I first arrived in Poland in June 1996. I stayed until June 1998, when I went home for the summer before returning for a third year. In 2000, I went back to Poland for a week. In 2001, I moved back to Poland to teach English, returning to the States for the summer of 2002. K and I left for American in 2005 and made our first return visit in 2008. Now it’s 2010, and I’m back in Poland for the fourth, maybe fifth time. Each time I arrive, one of the highlights has always been the unexpected encounter with former students.
Even when I lived here, I would bump into kids I hadn’t seen in a couple of years (by then, adults), and we would chat a bit. It’s great to see what your efforts have led to. Not all of them use English on a regular basis, but some do. Several of my students became English teachers (four that I can think of). A couple of them used English to communicate with the individual who would eventually become his/her spouse. Several of them worked abroad and used English with their employers.

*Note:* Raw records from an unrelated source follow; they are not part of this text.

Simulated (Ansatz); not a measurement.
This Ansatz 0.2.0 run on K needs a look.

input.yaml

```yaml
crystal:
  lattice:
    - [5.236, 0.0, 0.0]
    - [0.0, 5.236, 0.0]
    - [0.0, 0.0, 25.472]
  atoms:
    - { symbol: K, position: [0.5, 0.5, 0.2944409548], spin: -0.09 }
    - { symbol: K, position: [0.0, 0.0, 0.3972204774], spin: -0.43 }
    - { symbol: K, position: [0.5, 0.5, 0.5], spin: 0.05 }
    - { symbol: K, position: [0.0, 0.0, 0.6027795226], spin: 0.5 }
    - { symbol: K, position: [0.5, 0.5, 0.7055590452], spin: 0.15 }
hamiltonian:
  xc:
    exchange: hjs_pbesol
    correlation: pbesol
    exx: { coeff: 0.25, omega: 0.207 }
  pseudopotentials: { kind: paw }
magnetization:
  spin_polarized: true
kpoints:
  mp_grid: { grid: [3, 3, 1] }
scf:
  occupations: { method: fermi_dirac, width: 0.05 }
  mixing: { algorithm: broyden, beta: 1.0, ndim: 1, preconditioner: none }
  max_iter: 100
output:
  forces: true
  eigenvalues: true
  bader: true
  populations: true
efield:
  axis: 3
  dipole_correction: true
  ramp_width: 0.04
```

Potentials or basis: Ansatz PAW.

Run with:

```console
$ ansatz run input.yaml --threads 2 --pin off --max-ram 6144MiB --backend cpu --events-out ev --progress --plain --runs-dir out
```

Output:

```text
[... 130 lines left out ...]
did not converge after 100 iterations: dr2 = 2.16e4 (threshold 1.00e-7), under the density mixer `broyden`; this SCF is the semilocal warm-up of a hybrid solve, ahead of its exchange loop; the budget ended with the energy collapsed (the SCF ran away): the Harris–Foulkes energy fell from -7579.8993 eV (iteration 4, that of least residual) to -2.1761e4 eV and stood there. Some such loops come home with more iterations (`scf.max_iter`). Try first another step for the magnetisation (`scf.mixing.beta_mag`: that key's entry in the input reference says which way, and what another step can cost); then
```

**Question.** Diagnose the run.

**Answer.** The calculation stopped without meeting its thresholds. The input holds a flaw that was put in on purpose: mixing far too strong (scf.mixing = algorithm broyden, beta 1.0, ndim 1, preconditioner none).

During our return of 2008, I met at least ten former students. I bumped into four or five at a folk festival. One or two worked in shops that I visited. One married the son of a neighbor of my in-law’s. I met a few at the Wednesday market in Jablonka. Each time, it was the same conversation: what they’re doing; what I’m doing; plans for the future. Maybe a word or two about this or that amusing incident that happened in class years ago.
This year, I’ve met one, and only in passing, literally: he was in a car, I was on foot with the family. And that stands to reason: the kids I taught during my first three years are now in their late-twenties or early thirties. They have families of their own, and most likely they have achieved their wish of moving out of the village. I’ve heard as much about a few. The kids that I taught during my second stint in Poland are now in their early- to mid-twenties. They’re done with college, possibly married, with new worries and new passions.
I walk down the street now and see young, new faces. I search the features for a similarity — perhaps he or she is a younger sibling of this or that student. Very unlikely, I realize, but I only recently realized why it’s so unlikely. The kids who are now in high school, whom I would now be teaching, were only newborns when I first arrived. At most, they were two or three years old.
It’s a different world.
K has noted the same thing. “I go into the shops,” she told a friend, “And every single face behind the counter is new.” The teenagers have grown up, moved on, and miraculously, others have filled their spots.
It’s really the curse of being a teacher: I stand still in time. I remain with one of the twelve milestones of one’s life, and I get older while the kids get relatively younger.
It’s also the surprise of the passing of time. Once, we all thought we were ageless, possessors of infinite youth and endless energy. As adults, we go back to a spot where we felt that invincibility, and though we shouldn’t be, we’re surprised that nothing is the same, either with ourselves or with the environment itself.
Naturally, in noting all of this, I’m saying nothing new. Heraclitus discussed it 2,500 years ago, using his famous “never see the same river twice” metaphor to illustrate the centrality of change in the universe. Perhaps part of the nature of change is its sensitiveness. We don’t even realize it’s happened until we return to one of the poles of our lives that serve to solidify and give meaning to our lives, and then we see how much the world — including us — has grown.